Then there is China, which has more of a capital-allocation problem than a debt problem per se, says Omotunde Lawal, head of emerging markets corporate debt at Barings in London. Much of the mushrooming corporate debt there is actually government debt by another name, as it has flowed to state-owned companies with state guarantees and been doled out to massive infrastructure projects.
Private firms have been squeezed for finance since Beijing started reining in the so-called shadow banking system in 2018, while smaller enterprises can be cut off altogether. “The government wants to push more credit to the SME [small and midsize enterprise] side, but the banks are not letting it go through,” Lawal says. “Overall there has been some deleveraging over the past two years.”

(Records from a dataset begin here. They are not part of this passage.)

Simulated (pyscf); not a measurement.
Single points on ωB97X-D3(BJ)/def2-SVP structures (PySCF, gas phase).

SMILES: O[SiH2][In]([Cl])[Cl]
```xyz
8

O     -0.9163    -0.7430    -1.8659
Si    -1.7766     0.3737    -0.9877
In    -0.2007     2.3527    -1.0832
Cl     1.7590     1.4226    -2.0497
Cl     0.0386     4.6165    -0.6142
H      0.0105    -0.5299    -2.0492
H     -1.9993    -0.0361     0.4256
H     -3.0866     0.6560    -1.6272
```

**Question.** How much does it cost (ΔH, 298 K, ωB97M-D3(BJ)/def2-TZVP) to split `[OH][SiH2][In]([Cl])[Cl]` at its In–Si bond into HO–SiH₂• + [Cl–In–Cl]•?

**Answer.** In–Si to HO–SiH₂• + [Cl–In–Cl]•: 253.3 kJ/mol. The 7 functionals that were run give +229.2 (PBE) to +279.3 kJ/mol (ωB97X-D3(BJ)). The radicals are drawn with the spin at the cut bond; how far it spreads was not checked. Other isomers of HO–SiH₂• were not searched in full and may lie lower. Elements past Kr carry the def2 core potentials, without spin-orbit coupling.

There are weaker spots in the world of corporate credit. US energy companies were rocked by the oil price crash of 2014-2016 and never entirely recovered, Fridson says. Nearly 30% of the industry’s junk bonds are trading at distressed levels, with a yield more than 10 percentage points above US Treasury notes, he adds. Ruth Yang is concerned about the mostly invisible direct-lending market. This involves midsized companies raising $200 million to $500 million through private placements—amounts too small to be syndicated and rated by Fitch and its competitors, but big enough to have systemic echoes if enough loans go bust in a contraction.
All in all, corporate financial officers might reasonably conclude they are in a golden age for borrowing. The real problem is how to deploy all the available leverage, with domestic economies softening and globalization caught in trade-war crossfires. “You need to look at how companies are spending what they borrow,” Deloitte’s Buckley says. “They don’t see anything out there they really want to invest in.”